Activities abounded, but they were not particularly well attended from what I could tell. The first trivia game had a group that had been on the ship earlier, and they knew all the answers, effectively shutting everyone else out. After that, few people seemed to attend. The bingo (which I played in 4th grade and only on a couple of other cruises) seemed flat, and the only audience participation was to boo those who had one square left. There was none of the singing, groaning, etc. that usually accompanies on-board bingo. The point, I think, is that in many ways the staff did not engage the passengers. On a sea day when I asked the guest relations desk if there was a place I could paint (watercolors) without being too public, they gave me the Board Room. It was a great place to work and pretty much out of public view. It was very gracious of them to allow me to use the room Shipboard sales were a problem because they did not seem well planned. When the two-hour sale of Cape Horn tee shirts took place on deck 10, it was again the same bedlam we saw at the pier boarding. The tables were set up in a confined space and suddenly there were people three and four deep. It was like the day after Thanksgiving at Wal-Mart. The staff even threatened to call security. The shoppers were out of control. I have been on cruises where similar sales were handled much better - and in less confined spaces so everyone had a chance to buy.
Entertainment: The Celebrity singers and dancers put on terrific shows and the stage is a hydraulic marvel. There was a heavy bias toward Andrew Lloyd-Weber, but that's all right. There was also a wonderful concert pianist, Avner Arad, who played twice and did encores, and a flautist who was a great show-woman. A juggling act was a hoot, and a musical impersonator was terrific. Excursions: We took only a couple, the wild life-nature ones. Seeing penguins at Puerto Madryn in the hot dry desert next to the Atlantic was amazing. The rookery has thousands and they were very unafraid. Some tourists insisted on petting them despite warnings not to. I also took a catamaran from Ushuaia to see cormorants, sea lions, petrels and albatrosses. Sea life was wonderful and fascinating. The weather was fantastic, literally. It went from blinding horizontal snow, to sleet, rain, fog, bright sun and back again a couple times during the two - three hour excursion. I loved it.

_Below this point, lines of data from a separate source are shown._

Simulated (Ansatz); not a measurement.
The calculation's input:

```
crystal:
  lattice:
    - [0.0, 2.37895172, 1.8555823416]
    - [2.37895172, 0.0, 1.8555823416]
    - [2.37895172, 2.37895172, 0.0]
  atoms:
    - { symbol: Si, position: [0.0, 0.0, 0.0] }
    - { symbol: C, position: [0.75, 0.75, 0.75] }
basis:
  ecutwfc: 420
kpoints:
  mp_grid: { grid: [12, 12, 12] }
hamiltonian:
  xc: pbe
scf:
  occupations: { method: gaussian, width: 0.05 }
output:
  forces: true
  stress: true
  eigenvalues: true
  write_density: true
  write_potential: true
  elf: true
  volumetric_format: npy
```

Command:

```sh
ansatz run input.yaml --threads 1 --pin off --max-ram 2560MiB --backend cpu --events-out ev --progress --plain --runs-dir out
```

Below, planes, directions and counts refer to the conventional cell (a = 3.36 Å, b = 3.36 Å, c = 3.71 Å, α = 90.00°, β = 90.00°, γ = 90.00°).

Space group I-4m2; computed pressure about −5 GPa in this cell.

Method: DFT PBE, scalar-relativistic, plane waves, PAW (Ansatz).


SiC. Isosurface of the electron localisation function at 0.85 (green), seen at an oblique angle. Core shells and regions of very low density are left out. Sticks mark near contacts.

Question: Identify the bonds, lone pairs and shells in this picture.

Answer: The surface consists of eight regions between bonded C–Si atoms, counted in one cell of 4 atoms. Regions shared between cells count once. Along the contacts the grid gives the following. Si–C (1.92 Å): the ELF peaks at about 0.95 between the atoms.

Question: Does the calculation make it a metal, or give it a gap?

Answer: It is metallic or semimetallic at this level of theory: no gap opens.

Ports of call: Were fascinating, and we were able to pick up tours that were far less expensive than the ones offered by the cruise. They turned out to be essentially the same as the Celebrity ones, but if they had been late, we would have been liable to get to the ship, not Celebrity. Port Stanley, Falkland Islands, was very interesting and the people were friendly. Ushuaia was beautiful. Puerto Montt and the lake district was also fascinating. Part of it looked like New Mexico and part like the Swiss Alps.
Summary: Would I take this trip again? Probably. I would love to spend more time in Buenos Aires and Santiago. The wildlife. Would I take Celebrity? Maybe. There was no on-board laundry and the staff wasn't particularly engaging when it came to interactive at entertainment. The waiters and servers were wonderful, however, and EVERY staff member spoke every time s/he encountered us. I felt tipped to death. It seemed that every time I turned around there was another charge or tip required.